Standing at the transit stop, amid the giant trunks of towering meranti, kapor and keruing trees being taken to the coast, it is hard to imagine an industry considering moves to toughen environmental rules.Logs from this corner of the rain-forested island of Borneo will end up as plywood, floorboards and furniture around the world.
And some timber barons are beginning to realise the benefits of branding their timber with the globally recognised Forest Stewardship Council (FSC) certificate of approval.
"We are finally resigning ourselves to approaching the reality (of FSC certification)," S.T. Mok, a former forestry department official turned timber industry consultant, told Reuters.
Timber firms' re-think is driven by hard cash more than concerns about distressed orang utans or disappearing cultures among Sarawak's dozens of different indigenous peoples.
And their change of heart is unlikely to impress many of the Penan and Iban forest dwellers protesting timber and plantation firms' working in areas they say are their ancestral lands.
Hundreds of miles (km) to the west, across the South China Sea in the capital Kuala Lumpur, talks on forest management have begun between parties including loggers, government and indigenous peoples' groups.
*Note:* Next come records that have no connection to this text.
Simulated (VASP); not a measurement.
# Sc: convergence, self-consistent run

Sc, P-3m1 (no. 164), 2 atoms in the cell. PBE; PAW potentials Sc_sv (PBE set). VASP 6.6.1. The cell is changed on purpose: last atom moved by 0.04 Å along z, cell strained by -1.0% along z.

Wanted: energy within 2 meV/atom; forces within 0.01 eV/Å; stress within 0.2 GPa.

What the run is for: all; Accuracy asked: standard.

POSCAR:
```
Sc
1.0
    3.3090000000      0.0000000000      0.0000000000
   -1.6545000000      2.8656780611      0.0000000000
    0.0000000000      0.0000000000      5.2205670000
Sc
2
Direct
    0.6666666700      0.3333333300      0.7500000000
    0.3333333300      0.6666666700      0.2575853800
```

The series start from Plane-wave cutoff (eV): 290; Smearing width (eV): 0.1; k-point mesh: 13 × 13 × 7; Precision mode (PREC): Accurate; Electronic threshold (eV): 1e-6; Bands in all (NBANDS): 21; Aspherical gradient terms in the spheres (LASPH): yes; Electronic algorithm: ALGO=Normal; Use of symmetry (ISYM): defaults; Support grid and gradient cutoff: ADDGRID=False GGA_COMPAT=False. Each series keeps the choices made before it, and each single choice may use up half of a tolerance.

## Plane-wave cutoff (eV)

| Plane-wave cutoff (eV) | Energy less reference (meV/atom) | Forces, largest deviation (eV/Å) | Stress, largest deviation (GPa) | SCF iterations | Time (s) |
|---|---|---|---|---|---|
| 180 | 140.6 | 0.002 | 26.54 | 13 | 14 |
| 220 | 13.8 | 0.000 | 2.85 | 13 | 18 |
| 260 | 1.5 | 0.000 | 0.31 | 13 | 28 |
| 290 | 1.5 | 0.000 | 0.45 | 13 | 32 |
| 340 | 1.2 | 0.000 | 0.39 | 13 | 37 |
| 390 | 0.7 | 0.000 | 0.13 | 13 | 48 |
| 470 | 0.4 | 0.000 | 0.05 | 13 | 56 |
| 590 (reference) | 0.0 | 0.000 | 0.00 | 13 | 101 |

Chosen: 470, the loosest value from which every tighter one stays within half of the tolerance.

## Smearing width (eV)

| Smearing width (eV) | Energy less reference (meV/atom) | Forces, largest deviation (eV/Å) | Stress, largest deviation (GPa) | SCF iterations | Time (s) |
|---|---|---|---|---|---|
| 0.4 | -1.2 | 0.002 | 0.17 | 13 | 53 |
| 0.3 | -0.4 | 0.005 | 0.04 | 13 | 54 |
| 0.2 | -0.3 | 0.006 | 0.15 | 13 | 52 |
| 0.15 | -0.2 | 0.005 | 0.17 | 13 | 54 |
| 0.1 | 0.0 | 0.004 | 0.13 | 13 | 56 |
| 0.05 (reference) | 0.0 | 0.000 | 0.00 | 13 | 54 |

On the agenda is Malaysian adoption of globally recognised certification under FSC, in place of a home-grown system.
Wood and woodland products carrying the FSC stamp must come from forests managed according to benchmark environmental, social and economic standards.
These include protecting the existing variety of animals and plants, setting up sound management plans and - crucially for Sarawak - improving the economic and social conditions of indigenous groups.
Tough times since Asia's 1997-1998 financial crisis, the sleepwalking economy of former dream market Japan and cheap logs from politically unstable Indonesia all helped change the tune.
Tropical timber prices are half their 1993 peak of around $300 per cubic metre (yard).
"Ironically, the Asian financial crisis was a bit of a blessing. The demand in China and Japan went down, they had to find new markets and the main markets are in the U.S. and Europe," said Mok.
Barney Chan, general manager of the Sarawak Timber Association, is hopeful of agreement on FSC standards but guarded about the market benefits of certification.
Chan points to Malaysian exports of timber and timber products last year, worth 12.2 billion ringgit ($3.2 billion) excluding furniture, with just over half coming from his state.
Of the Sarawak component, some 142 million ringgit's worth went to Europe and 253 million to the United States, where Chan said a "very small" number of environment-sensitive customers wanted timber from certified forests.
Mok said industry scepticism ignored potential demand from FSC enthusiasts like the United States's Home Depot Inc and European retail group Kingfisher , owner of home improvements and electricals business B&Q.
"In the end, it's the mighty dollar that will influence the decision," said Mok.
"What they do not know is the scale of the requirements of these big department stores."
LAND RIGHTS THE ISSUE
But Malaysia's approach to certification has critics, who say the process fails properly to address native land rights issues.
Raymond Abin is executive director of the Borneo Resources Institute, one of 13 Malaysian non-governmental organisations (NGOs) who recently boycotted further talks.
The NGOs complained of tokenism by authorities on land rights issues, saying their repeated objections to the national system had been ignored or left unresolved.
"If they move the way they are moving now, by totally neglecting the land rights issues of the native communities, it would still be a long way for them to go," Abin said.
He said land was at the heart of the debate, pointing to a High Court victory indigenous groups won last May in state capital Kuching.